Proposed methods
Our proposed method uses BART. BART is a tree-based Bayesian probability model [21], offering an additional advantage over the algorithm-based machine learning methods of providing proper representations of uncertainty intervals via the posterior [22–25]. A regression or classification tree approximates the covariate-outcome relationship by recursive binary partitioning of the predictor space. The tree consists of the tree structure and all the decision rules sending a variable either left or right and leading down to a bottom node. Each of the bottom nodes represents the mean response of the observations falling in that node [14]. For a binary outcome, BART uses probit regression and a sum of trees models,
$$\begin{array}{@{}rcl@{}} \text{Pr}(Y\,=\, 1 {\, \vert \,} \boldsymbol{X}\,=\,\boldsymbol{x}) \,=\, \Phi\left(f(\boldsymbol{x})\right) \,=\, \Phi\left(\sum_{j=1}^{m} g(\boldsymbol{x}; \mathcal{T}_{j}, \mathcal{M}_{j})\right), \end{array} $$
(1)
where Φ(·) is the standard normal cumulative distribution function, \(\sum _{j=1}^{m} g(\boldsymbol {x}; \mathcal {T}_{j}, \mathcal {M}_{j})\) is a sum of trees model, and \((\mathcal {T}_{j}, \mathcal {M}_{j})\) are tree parameters. To avoid overfitting and limit the contribution of each \((\mathcal {T}_{j}, \mathcal {M}_{j})\), a regularizing prior is put on the parameters, and the posterior is computed using Markov chain Monte Carlo (MCMC). Details of the BART model can be found in Chipman et al. [21].
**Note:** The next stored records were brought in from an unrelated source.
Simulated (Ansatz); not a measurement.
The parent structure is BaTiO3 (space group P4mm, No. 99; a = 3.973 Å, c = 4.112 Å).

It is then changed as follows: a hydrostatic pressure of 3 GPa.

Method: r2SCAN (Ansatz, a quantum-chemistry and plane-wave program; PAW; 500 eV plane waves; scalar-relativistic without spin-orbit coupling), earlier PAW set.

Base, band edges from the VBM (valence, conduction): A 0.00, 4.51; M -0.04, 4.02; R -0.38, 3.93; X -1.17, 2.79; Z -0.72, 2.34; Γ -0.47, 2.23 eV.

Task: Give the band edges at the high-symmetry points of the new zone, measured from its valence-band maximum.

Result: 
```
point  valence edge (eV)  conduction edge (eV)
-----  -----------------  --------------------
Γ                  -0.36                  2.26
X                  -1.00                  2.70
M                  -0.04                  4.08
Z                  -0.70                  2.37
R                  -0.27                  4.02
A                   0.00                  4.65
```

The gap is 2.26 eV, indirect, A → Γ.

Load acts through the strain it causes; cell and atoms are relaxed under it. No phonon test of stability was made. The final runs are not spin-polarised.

Here we leverage the underlying Bayesian probability model of the BART technique. We impute the missing data with random forest and use Rubin’s rule [26, 27] to combine the estimates and variances of the variable inclusion proportion (VIP) – the proportion of times each predictor is chosen as a splitting rule divided by the total number of splitting rules appearing in the model – of each predictor provided by the BART model across multiply imputed datasets for variable selection. We refer to our proposed method as RR-BART, where “RR” stands for Rubin’s rule. The key steps of RR-BART are:
-
1
Impute the data M times using the missForest technique [28]; fit a BART model to each of M imputed datasets and draw P Markov chain Monte Carlo (MCMC) posterior samples of the VIP for a predictor Xk, k=1,…,K. We then have a distribution of VIPkmp,m=1,…,M, p=1,…,P.
-
2
Calculate the average VIP across P posteriors and M imputed datasets for each predictor \(\overline {\text {VIP}}_{k\cdot \cdot }\), and identify the variable \(\phantom {\dot {i}\!}X_{k'}\) with the minimum value, \(\overline {\text {VIP}}_{k'\cdot \cdot } = \min \limits _{k=1,\ldots,K}(\overline {\text {VIP}}_{k\cdot \cdot })\). If \(\overline {\text {VIP}}_{k'\cdot \cdot } > \frac {1}{2K}\), then stop the algorithm and no variable selection will be performed. Otherwise, calculate the distance between each VIP score and the minimum of average posterior mean VIPs, \(\Delta _{kmp} = \text {VIP}_{kmp} - \overline {\text {VIP}}_{k'\cdot \cdot }\) for k=1,…,K,m=1,…,M,p=1,…,P.
-
3
Apply the Rubin’s rule [26, 27] to the distribution of Δkmp. The overall mean and total variance of the distance score for predictor Xk are calculated as follows:
$$\begin{aligned} \bar{Q}_{k} =&\sum_{m,p} \Delta_{kmp} /MP, \\ \text{Within-imputation variance}\ W_{k}=&\frac{1}{M} \sum_{m} \text{Var}(\bar{\Delta}_{km\cdot}), \\ \text{Between-imputation variance}\ B_{k} =& \frac{1}{M-1} \sum_{m} (\bar{\Delta}_{km.} - \bar{\Delta}_{k..})^{2}, \\ \text{Total variance}\ T_{k} =& W_{k} + \left(1+\frac{1}{M}\right)B_{k}, \end{aligned} $$
where \(\text {Var}(\bar {\Delta }_{km\cdot })\) is the variance among {Δkmp,p=1,…,P} divided by the sample size n, \(\bar {\Delta }_{km.} = \frac {1}{P}\sum _{p} \Delta _{kmp}\), and \(\bar {\Delta }_{k..} = \frac {1}{MP} \sum _{m}\sum _{p} \Delta _{kmp}\). The 1−α confidence interval for variable k’s average distance score is \(\bar {Q}_{k} \pm t_{df, 1-\alpha } \sqrt {T_{k}}\), where the degrees of freedom for the t-distribution is df=(M−1)/((Bk+Bk/M)/Tk)2 [26].
-
4
Select variables with the 1−α confidence intervals that do not contain zero.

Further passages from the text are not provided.